A low-cost terahertz camera

The device provides greater sensitivity and speed than previous versions.


Terahertz radiation – also known as submillimeter radiation, can penetrate many nonmetallic materials and detect signatures of specific molecules. Due to their interesting properties, they can be used in several applications. The majority of terahertz devices currently in use, however, are expensive, slow, bulky, require vacuum systems, and operate at extremely low temperatures, making it difficult to develop devices that detect and create images from terahertz waves.

Now, MIT scientists, in collaboration with the University of Minnesota and Samsung, have developed a low-cost terahertz camera. This new camera can detect terahertz pulses rapidly, with high sensitivity, and at room temperature and pressure. Moreover, it can simultaneously capture information about the orientation, or “polarization,” of the waves in real-time, which existing devices cannot.

Asymmetrical molecule-containing materials can be identified, or their surface topography can be ascertained using this information.

Quantum dots, used in the new technology, have recently been discovered to emit visible light when activated by terahertz vibrations. Then, the visible light can be observed with the unaided eye and captured by a device that resembles the detector of a regular electronic camera.

Scientists devised two different devices: One uses the quantum dot’s ability to convert terahertz pulses to visible light. The other one produces images showing the polarization state of the terahertz waves.

The new “camera” is made up of several layers and was created using industry-standard manufacturing processes similar to those for microchips. The substrate is covered with a layer of light-emitting quantum dot material, followed by a layer of gold nanoscale parallel lines divided by tiny slits. Finally, a CMOS chip is utilized to create an image. A polarimeter, which is similar to that of the polarisation detector, can detect the polarisation of incoming beams by using ring-shaped nanoscale slits.

Professor of chemistry Keith Nelson said, “The photons of terahertz radiation have extremely low energy, which makes them hard to detect. So, what this device is doing is converting that little tiny photon energy into something visible that’s easy to detect with a regular camera.”

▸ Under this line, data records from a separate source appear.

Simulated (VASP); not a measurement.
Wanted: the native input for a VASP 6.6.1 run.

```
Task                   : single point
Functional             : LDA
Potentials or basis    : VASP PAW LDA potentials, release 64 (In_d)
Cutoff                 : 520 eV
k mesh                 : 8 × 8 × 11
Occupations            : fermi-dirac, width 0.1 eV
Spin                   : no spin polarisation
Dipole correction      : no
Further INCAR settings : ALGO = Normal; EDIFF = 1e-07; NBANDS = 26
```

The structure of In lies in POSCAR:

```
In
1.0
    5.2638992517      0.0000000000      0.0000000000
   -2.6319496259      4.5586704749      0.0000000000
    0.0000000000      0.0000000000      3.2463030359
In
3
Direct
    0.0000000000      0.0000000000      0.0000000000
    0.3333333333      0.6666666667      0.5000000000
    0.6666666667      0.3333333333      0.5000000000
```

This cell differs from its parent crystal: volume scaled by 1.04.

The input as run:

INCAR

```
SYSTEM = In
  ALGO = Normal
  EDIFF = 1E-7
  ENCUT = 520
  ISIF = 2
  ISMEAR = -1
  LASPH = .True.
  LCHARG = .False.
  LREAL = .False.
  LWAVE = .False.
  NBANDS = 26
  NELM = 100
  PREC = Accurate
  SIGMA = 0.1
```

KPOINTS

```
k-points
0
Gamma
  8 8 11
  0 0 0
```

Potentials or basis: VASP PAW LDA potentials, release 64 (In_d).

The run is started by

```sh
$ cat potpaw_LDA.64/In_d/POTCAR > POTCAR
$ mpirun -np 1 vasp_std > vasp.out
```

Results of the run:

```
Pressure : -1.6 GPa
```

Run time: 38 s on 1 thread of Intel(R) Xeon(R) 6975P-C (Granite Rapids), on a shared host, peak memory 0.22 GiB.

During experiments, the camera detected terahertz pulses at low-intensity levels that surpassed the capability of today’s large and expensive systems. Moreover, it also shows the detector’s capabilities by taking terahertz-illuminated pictures of some of the structures used in their devices.

Scientists noted, “They have cracked the terahertz pulse detection problem with their new work, the lack of good sources remains — and is being worked on by many research groups around the world.”

“The terahertz source used in the new study is a large and cumbersome array of lasers and optical devices that cannot easily be scaled to practical applications, but new sources based microelectronic techniques are well under development.”

“I think that’s the rate-limiting step: Can you make the [terahertz] signals in a facile way that isn’t expensive? But no question’s coming.”

Sang-Hyun Oh, a co-author of the paper and a McKnight Professor of Electrical and Computer Engineering at the University of Minnesota, adds that while present versions of terahertz cameras cost tens of thousands of dollars, the inexpensive nature of CMOS cameras used for this system makes it “a big step forward toward building a practical terahertz camera.”

Even though the camera system is still far from commercialization, scientists are using the new lab device when they need a quick way to detect terahertz radiation.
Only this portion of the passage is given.